Famous fairy tales known and loved by many worldwide
On the 210th birth anniversary of Danish author Hans Christian Andersen, popularly known for his many fairy tales, we take a look at a selection of some of his finest works in the genre that impacted popular culture
The Little Mermaid: This Hans Christian Anderson story, which was first published in 1837, has been adapted into various media forms including theatre, opera, feature films, television shows and more. The most notable adaptation was Walt Disney's 1989 animated masterpiece. The Little Mermaid, tells the tale of a a young mermaid willing to give up her life in the sea and her identity as a mermaid to gain a human soul and the love of a human prince.
An undated illustration depicting a scene from the original fairy tale
A still from Walt Disney's 1989 animated feature film adaptation. Pic/YouTube
The Disney adaptation was notable in featuring several differences from the original story. It features a happy ending in which the mermaid in fact marries the prince, which has been criticised by the fans of HC Anderson's original work, who opine that, "it exploits society's obsession with physical beauty and romantic love." The film was followed by an animated series and a sequel titled 'The Little Mermaid II: Return to the Sea' in 2008, concerning the adventures of the Little Mermaid's human daughter Melody, who longs to be a mermaid. A 2008 prequel titled, 'The Little Mermaid: Ariel's Beginning' was also released, in which the story is set before the events of the original film and features some backstory on lead character Ariel's mother.
The Ugly Duckling: The story was first published on 11 November 1843 in Copenhagen, Denmark, and met with critical acclaim. It is about a homely little bird born in a barnyard who suffers abuse from the others around him until, much to his delight and to the surprise of others, he matures into a beautiful swan, the most beautiful bird of all. 'The Ugly Duckling' is beloved by many worldwide as a tale about personal transformation for the better.

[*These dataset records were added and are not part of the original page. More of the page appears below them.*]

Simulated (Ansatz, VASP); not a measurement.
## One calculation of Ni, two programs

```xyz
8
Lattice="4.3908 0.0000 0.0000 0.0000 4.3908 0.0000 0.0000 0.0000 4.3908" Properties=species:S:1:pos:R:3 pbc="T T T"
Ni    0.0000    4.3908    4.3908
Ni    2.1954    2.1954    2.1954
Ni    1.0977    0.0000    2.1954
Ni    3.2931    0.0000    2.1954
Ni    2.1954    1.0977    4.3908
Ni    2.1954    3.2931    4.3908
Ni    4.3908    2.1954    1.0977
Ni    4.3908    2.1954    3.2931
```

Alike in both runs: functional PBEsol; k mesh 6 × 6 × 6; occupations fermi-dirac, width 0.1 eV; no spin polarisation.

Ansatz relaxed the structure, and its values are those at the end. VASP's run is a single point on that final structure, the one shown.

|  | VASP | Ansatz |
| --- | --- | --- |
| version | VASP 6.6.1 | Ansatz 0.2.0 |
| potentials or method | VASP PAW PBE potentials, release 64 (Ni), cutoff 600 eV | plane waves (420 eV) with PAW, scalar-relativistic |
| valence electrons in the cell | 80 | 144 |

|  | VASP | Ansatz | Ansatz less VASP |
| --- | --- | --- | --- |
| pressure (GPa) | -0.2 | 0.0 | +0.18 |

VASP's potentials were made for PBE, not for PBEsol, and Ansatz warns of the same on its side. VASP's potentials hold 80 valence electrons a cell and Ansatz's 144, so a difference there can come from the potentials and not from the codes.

A still from Walt Disney's 1939 animated short, 'The Ugly Duckling' (1939). Pic/YouTube
Most famous adaptations include Walt Disney's Silly Symphonies animated shorts that were produced in 1931 and 1939 respectively. The 1939 version, which was also in colour won the Academy Award for Best Short Subject (Cartoons) and was also the last cartoon to be made under the Silly Symphonies banner. The 1954 Tom and Jerry cartoon 'Downhearted Duckling', which is loosely based on the original story is also a notable mention.
The Emperor's New Clothes: This humorous tale is about two weavers who promise an Emperor a new suit of clothes that is invisible to those who are unfit for their positions, stupid, or incompetent. When the Emperor parades before his subjects in his new clothes, no one dares to say that he doesn't see any suit of clothes until a child cries out, "But he isn't wearing anything at all!"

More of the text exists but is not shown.